Being arrested and convicted of a drug crime in Georgia comes with serious penalties. Depending on the type and amount of drug, you may face jail or prison time on top of any other penalties.
One of the problems with this approach is that often people possessing or using drugs are addicted and sending them to jail or prison is not likely to aid in treating that addiction. If you find yourself in this situation, you might naturally prefer being ordered to go to rehabilitation instead of to jail. But what are your chances of that?
Convincing a prosecutor or judge to order you to attend rehabilitation instead of going to prison can be extremely challenging. There are currently a high number of people battling drug addiction in prisons for drug-related crimes. Many of these crimes are for non-violent offenses, such as drug possession.
Unfortunately, jail or prison sentences are more likely to keep people in the cycle of addiction. However, court-ordered rehabilitation or treatment programs exist to help people treat their addiction, get into recovery and move forward with their lives.
Georgia’s pre-trial diversion program and its requirements
Georgia has a pretrial diversion program that serves as an alternative to a criminal sentence. To qualify for this program, you must be a first-time offender with no previous arrests or convictions for a misdemeanor or felony offense.
However, sometimes exceptions are made. Pretrial diversion could be offered if you have arrests on your record but no convictions or were only convicted of minor traffic violations.
One final requirement is that you must not have already participated in any other programs and have no other pending criminal charges.
The pretrial diversion program generally involves attending counseling or taking classes designed to help you obtain sobriety and become a productive member of society.

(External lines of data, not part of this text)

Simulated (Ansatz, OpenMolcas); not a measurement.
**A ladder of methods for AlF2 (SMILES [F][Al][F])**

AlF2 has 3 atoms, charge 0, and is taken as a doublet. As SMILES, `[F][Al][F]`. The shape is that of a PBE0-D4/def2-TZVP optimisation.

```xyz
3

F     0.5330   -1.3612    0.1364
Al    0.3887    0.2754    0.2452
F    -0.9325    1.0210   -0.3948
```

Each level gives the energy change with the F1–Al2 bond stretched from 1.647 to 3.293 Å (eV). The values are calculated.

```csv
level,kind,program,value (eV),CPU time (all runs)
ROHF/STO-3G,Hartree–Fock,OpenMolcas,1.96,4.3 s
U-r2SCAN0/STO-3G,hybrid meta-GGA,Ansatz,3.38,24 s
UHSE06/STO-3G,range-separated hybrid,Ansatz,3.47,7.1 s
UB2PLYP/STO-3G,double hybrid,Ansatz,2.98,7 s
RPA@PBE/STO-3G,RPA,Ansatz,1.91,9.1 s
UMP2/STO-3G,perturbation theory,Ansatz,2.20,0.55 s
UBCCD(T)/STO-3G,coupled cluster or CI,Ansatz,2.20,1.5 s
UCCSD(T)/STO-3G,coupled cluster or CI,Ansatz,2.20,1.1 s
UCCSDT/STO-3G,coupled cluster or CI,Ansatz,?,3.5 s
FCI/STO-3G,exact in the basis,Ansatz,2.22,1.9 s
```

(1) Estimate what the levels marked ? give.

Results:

If you successfully complete the pretrial diversion program, the judge signs a dismissal order and your drug charges are dismissed.
Helping you avoid becoming part of the system
Struggling with drug abuse and addiction increases your chance of ending up involved with the criminal justice system at some point facing drug charges. Once you are charged with a drug-related crime you become part of the system which is sometimes very hard to get out of.
Additionally, no matter what the ultimate penalties you receive are, having a criminal record is going to have a negative effect on many areas of your life. You may face trouble passing background checks, securing employment or renting a place to live. Some friends or family may now label you a drug addict and avoid or cut ties with you.
These are all reasons why it is important to mount the strongest possible criminal defense. There are several potential defenses available to drug charges and one or more could apply to your situation.
However, if it looks like a conviction is likely, it helps to have someone on your side to help negotiate the best possible outcome for you. A plea deal that includes attending the pretrial diversion program as part of its terms is a much better option than one that involves jail or prison time.